A report by Amira Rasool for The Paper.
“If you know anything about hip-hop, you’d know that hip-hop was created from a Jamaican man — a man by the name of DJ Kool Herc,” explained comedian Majah Hype at an Atlanta hotel lounge Friday afternoon. It was the day before the annual Red Bull Culture Clash, where Majah was set to perform with his crew Frequent Flyers, a collection of DJs and performers led by Jamaican dancehall artist, Kranium. The topic of conversation was the connection between trap and Caribbean music. Majah was adamant: “Hip-hop music, urban music, all come from Caribbean culture.”
Very early on during this year’s Culture Clash it became clear that the Caribbean sounds from Kranium and the Frequent Flyers, and the trap beats from legendary trap producer, Zaytoven and his crew, Zaytown Global, would dominate the one day music competition, which was inspired by Jamaica’s legendary sound clash battles (Latin artists Fuego and Electronic musicians Mija and Kenny beats were also apart of the competition). As the breeding ground for the most legendary trap musicians, Zaytoven’s appeal over the Atlanta audience seemed to stem from the unwavering appreciation for his skills as a trap pioneer, and a sense of hometown loyalty. Kranium’s appeal leaned more towards the advantage of coming from the culture where sound clashes originated, and making extremely popular dancehall music inspired by the sounds produced from these clashes. These elements were extremely important, as the crowd ultimately decided who walked away victorious.
Beyond the general appeal of both sounds lies a deeper and more linked cultural connection. As explained by Majah, trap music, being a sub-genre of hip-hop, also owes its creation to the Caribbean vibes borrowed by early ’70s hip-hop pioneers from the Bronx. “[DJ Kool Herc] bought that vibe from Jamaica over here,” said DJ Self, a DJ at New York’s Power 105.1 and member of the Frequent Flyers. “I think a lot of rappers or trappers, they want to be Jamaican-ish because it’s cool.” This vibe and apparent cool factor overflowed into the musical composition of early hip-hop, the DJ battles in Bronx basements, and helped shape the style, language, and dances of hip-hop culture.
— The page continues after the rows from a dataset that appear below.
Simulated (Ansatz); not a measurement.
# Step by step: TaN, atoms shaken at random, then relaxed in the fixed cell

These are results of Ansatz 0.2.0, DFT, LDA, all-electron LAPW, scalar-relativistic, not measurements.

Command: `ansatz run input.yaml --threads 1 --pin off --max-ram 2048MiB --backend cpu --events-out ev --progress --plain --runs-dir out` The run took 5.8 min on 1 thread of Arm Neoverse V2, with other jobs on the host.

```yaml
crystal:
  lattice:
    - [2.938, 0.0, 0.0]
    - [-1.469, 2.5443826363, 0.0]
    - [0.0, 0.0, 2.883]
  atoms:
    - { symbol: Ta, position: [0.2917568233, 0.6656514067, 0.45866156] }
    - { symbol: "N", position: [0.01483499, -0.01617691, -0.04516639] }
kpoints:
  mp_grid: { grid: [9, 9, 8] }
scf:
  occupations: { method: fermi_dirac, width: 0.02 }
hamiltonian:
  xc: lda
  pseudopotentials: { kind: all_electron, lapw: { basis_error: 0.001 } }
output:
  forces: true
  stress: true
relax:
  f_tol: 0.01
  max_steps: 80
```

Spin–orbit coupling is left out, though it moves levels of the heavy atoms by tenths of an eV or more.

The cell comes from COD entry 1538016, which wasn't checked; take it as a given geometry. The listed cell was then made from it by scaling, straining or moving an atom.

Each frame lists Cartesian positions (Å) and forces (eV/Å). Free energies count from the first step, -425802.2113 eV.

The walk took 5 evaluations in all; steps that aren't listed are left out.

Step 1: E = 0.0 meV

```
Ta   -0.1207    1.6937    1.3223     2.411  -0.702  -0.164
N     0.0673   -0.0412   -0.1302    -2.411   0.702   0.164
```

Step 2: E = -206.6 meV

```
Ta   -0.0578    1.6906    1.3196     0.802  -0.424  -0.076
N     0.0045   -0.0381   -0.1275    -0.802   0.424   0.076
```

“A lot of things that happened in dancehall first always becomes a part of trap or rap,” said Majah. “Even down to the language. A Jamaican will say ‘yo this ting turn up’ and then the next thing you know you will hear someone say ‘you let’s turn up.’ It’s the same definition but they just make it theirs.” The integration of Caribbean culture in hip-hop music today can be heard in popular tracks by Canadian-born musicians Drake and Tory Lanez (Tory is of West Indian descent), who both grew up in Toronto around a heavy Jamaican immigrant population, and seamlessly rhyme over dancehall beats with the same frequency and tone as they do their trap beats. In Drake’s case, the rapper even goes as far as to use the language and Jamaican patois accents he adopted in Toronto, which had already been twisted and influenced by other Caribbean cultures as well as Canada’s native culture.
“Hip-hop music, urban music, all come from Caribbean culture.”
Now that trap music has evolved to become a global music staple, the give and take relationship between trap and Caribbean music is no longer unequal. The hardcore bass and lingering 808s are now often heard in the hook-less, extended dancehall tracks coming from the Caribbean. The combination of trap and dancehall music has even fueled a small, informal sub-genre donned “trap dancehall”, which has not been fully defined for its sonic characteristics but is visible in the music of people like Jamaican-American artist, Baker Steez. DJ’s and music venues around the world have even made events that combine the sounds of both genres, and successfully compelled audiences to move to both styles of music.
Dancehall star Kranium also admits this exchange in culture is not completely one-sided. Kranium, who moved from Jamaica to New York city as a teen, is known for his collaborations with hip-hop artist Ty Dolla $ign. The two collaborated on 2015 hit “Nobody Has to Know” and 2017 single “Can’t Believe” featuring Nigerian Afropop megastar, Wizkid. “Don’t get it twisted, I think there’s certain things that rappers do that we adapt to our music,” explained Kranium. “It’s mutual.” This mutual respect beamed through in his Culture Clash set, which included popular hip-hop anthems from Jay-Z and Atlanta’s Crime Mob (they played the group’s cult-hit Knuck If You Buck between spinning songs from Bob Marley and Mavado).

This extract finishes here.